Indexing for multi-language support

Hi,

We are trying to implement multi-language indexing schema, we are trying to follow following path:

Some background: We have multiple customers and each customer can have multiple language. Also we know the language at every transaction with ES. What are looking for is some solution based on following lines:

We are looking to store documents in a following way:

PUT /customerid(index)/language-type(type)
{
some data
}

And when querying we want to do is:
GET /customerid(index)/lang-type(type)/_search
{
"query":{
}
}

Please let me know the pros and cons of such approach.

Thank you in advance.

Rahul

Cons, you may run into mapping conflicts - https://www.elastic.co/guide/en/elasticsearch/reference/current/breaking_20_mapping_changes.html#_conflicting_field_mappings. You might be better off looking at a single type, with a specific field for the language.

Hi Mark,

Thanks for your answer.
With same type, how will I solve the problem of analyzer selection at the time of indexing and querying?
Also will it not cause any problems with scoring and inverted index creation? Lets say I have document with text "mir geht es gut" german and also english also has same text some where. It will match both the documents unless I filter on that specific field for language, queries might be slower.

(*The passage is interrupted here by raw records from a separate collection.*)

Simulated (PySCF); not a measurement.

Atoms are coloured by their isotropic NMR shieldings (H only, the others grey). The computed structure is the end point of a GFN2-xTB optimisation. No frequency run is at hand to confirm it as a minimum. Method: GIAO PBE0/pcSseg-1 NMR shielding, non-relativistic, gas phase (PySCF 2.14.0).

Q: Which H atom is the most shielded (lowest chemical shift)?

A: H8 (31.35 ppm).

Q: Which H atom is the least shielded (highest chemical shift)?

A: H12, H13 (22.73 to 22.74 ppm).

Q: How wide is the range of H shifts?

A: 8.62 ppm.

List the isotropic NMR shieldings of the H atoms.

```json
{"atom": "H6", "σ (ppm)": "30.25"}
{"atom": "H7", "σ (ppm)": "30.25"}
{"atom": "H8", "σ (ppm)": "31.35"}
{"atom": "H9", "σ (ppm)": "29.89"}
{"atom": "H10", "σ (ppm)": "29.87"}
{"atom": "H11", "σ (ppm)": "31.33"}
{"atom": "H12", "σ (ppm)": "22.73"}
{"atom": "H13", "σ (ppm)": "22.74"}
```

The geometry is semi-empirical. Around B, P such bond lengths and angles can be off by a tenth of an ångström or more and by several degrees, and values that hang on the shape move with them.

Please let me know what you think.

Regards,
Rahul

Take a read of Controlling Analysis | Elasticsearch: The Definitive Guide [2.x] | Elastic

Queries will not be noticeably slower with a filter for a particular language.

Thanks for your guidance.
I was leaning towards the different types for different language in one index for customer. Ex:
customer1/english
customer1/german etc etc..
And using dynamic templates to run analyzers at index time and use same analyzers for query time.
What do you think about it?

Thanks for your help in advance.

Regards,
Rahul